McGarrah Technical Blog

Your Jekyll Sitemap Is 60% Garbage

· 11 min read

My Jekyll blog had 434 URLs in its sitemap. Sounds like a well-established site with lots of content, right? Here’s the breakdown:

URL Type Count % of Sitemap
Blog posts 125 29%
Static pages (about, contact, etc.) 8 2%
Tag pages 209 48%
Category pages 56 13%
Pagination pages 31 7%
Static files (PDFs) 7 2%

60% of my sitemap was auto-generated taxonomy and pagination pages. Most tag pages had a single post. Some category pages had one or two. Every pagination page was just a different slice of the same post list. And the PDFs were switch manuals from 2007 that didn’t need indexing.

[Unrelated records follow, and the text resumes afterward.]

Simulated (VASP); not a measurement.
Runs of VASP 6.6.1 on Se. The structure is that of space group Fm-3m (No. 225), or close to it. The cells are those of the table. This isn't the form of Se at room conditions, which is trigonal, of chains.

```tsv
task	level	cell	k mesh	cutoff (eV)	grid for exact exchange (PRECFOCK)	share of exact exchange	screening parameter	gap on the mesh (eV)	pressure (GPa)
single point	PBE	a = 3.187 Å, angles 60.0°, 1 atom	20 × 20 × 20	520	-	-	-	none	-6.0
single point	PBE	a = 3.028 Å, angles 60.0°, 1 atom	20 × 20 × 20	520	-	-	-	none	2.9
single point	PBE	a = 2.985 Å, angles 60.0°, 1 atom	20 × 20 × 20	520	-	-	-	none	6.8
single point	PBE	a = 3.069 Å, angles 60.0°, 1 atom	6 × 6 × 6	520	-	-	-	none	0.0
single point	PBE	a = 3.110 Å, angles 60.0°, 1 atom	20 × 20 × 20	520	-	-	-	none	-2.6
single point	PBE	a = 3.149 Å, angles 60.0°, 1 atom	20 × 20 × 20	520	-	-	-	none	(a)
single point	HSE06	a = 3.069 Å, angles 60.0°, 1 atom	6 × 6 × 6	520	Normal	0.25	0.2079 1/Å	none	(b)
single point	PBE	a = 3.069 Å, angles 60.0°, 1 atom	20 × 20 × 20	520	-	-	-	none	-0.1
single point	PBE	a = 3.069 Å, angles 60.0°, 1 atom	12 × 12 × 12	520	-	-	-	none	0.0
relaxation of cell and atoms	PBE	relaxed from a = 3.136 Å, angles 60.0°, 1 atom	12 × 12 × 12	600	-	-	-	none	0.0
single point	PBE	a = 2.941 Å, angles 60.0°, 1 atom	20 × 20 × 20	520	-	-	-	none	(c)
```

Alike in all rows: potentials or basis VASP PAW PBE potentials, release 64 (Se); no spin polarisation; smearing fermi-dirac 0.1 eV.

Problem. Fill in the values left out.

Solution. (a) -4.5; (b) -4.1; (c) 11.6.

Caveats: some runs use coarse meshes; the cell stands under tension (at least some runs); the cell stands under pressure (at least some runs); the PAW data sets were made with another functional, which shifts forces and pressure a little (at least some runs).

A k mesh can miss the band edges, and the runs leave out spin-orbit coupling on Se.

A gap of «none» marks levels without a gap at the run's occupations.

Google was seeing a site that was mostly machine-generated index pages with little unique content. Not a great signal when you’re trying to get AdSense approved.

The Audit

If you’re running Jekyll with jekyll-sitemap, a tag/category generator plugin, and jekyll-paginate, you probably have the same problem. Here’s how to check:

# Build your site
bundle exec jekyll build

# Total URLs
grep -c "<loc>" _site/sitemap.xml

# Breakdown
echo "Tags:       $(grep -c '/tags/' _site/sitemap.xml)"
echo "Categories: $(grep -c '/categories/' _site/sitemap.xml)"
echo "Pagination: $(grep '/page[0-9]' _site/sitemap.xml | wc -l)"
echo "PDFs:       $(grep -c 'assets/pdfs' _site/sitemap.xml)"

# Check for duplicates while you're at it
grep -oP '(?<=<loc>)[^<]+' _site/sitemap.xml | sort | uniq -c | sort -rn | awk '$1 > 1'

If your tag and category counts are higher than your post count, you have a problem.

Why This Matters

Google’s crawl budget is finite. When Googlebot visits your site, it decides how many pages to crawl based on signals about your site’s quality and size. If 60% of the URLs in your sitemap lead to pages with a single post listing, Google learns that most of your site isn’t worth crawling deeply.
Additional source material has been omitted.